The most obvious reason that we can give for this behaviour is undoubtedly its ideological dependence, until recently, on the Progressive Labour Party of the United States. Contrary to what it tries to pass off as the truth today, the CPL always considered the PLP as a genuine father-party. This led the CPL to be satisfied with distributing PLP literature rather than publishing its own theoretical journals pamphlets (with the exception of a pamphlet on the history of the labour movement).
The main document for the foundation of the CPL was based on a PLP text “Build a base in the working class”. In Canada, the CPL worked in the same organizations that the PLP worked in in the U.S.A. It defended the same positions in the Canadian branch of Students for a Democratic Society (SDS) and dissolved what remained of it in conjunction with its dissolution in the States. Both parties worked in the Workers’ Action Movement which was established to demand the 30 hour work week for 40 hours pay, as well as in the International Committee Against Racism (INCAR) which still exists.
But this is a superficial explanation. The real reason for the CPL’s nationalism is its incapacity to truly break with revisionism. Twelve years after having proclaimed itself the revolutionary party of the proletariat in Canada, the CPL has yet to adopt its programme! Only out-and-out contempt for revolutionary theory can explain how a party can agree to automatically endorse the positions of another party, no matter what party that is. And this is particularly so given the current situation where, in all countries, the struggle to rebuild genuine Marxist-Leninist parties demands a rigorous criticism of revisionism, which has been poisoning the communist movement for over 20 years. As early as 1902, Lenin stated that without revolutionary theory, there could be no revolutionary movement.
The same economist conception explains why the CPL has always limited its work in the working class to the role of radicalizing economic struggles. Its “programme” in the working class can be reduced to three slogans: “30 hours work for 40 hours pay” which now reads “For the 6-hour day”; the struggle against racism; the defence of Quebec’s right to self-determination.

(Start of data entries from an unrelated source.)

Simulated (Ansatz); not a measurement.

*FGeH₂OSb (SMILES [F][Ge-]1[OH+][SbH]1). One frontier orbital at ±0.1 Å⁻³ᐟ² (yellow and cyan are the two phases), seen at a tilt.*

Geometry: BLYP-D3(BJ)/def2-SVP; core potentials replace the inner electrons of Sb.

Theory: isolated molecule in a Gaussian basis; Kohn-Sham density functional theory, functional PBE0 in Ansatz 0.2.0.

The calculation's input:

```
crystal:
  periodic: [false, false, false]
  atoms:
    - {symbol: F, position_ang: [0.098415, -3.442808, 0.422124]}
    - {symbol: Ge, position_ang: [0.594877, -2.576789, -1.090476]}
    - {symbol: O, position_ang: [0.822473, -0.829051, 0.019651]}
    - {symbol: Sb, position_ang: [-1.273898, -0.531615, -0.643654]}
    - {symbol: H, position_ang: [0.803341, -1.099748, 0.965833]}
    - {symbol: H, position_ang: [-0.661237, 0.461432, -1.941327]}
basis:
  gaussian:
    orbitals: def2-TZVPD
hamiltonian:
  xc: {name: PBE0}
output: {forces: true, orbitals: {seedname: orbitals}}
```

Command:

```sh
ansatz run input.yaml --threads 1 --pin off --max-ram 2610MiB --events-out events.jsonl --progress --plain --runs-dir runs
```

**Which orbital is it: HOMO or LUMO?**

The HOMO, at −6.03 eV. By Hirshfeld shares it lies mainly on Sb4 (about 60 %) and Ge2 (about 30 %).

In its current polemic with the PLP, the CPL goes so far as to confirm that the struggle for reforms becomes a revolutionary struggle when it is led by communists. The communist programme affirms the contrary, that the proletarian revolution requires the conscious participation of the masses. Communists’ tasks are thus not to secretly lead the masses to revolution through a series of struggles for reforms, as the CPL claims. The task of communists is to intervene in the working class’s immediate struggles so as to draw out the necessity for socialist revolution. The CPL has always refused this task and thus, in practice, has refused to do communist work. That is why It cannot do otherwise than to fall back into revisionism and nationalism.
On this subject, the CPL’s experience is not unique. It is even characteristic of a whole series of more or less developed organizations such as the Progressive Workers Movement which tried to break with the revisionism of the Communist Party of Canada. All of them failed and fell into nationalism and radical trade-unionism for the same reason. They rejected the necessity of taking the communist programme into the working class and its struggles.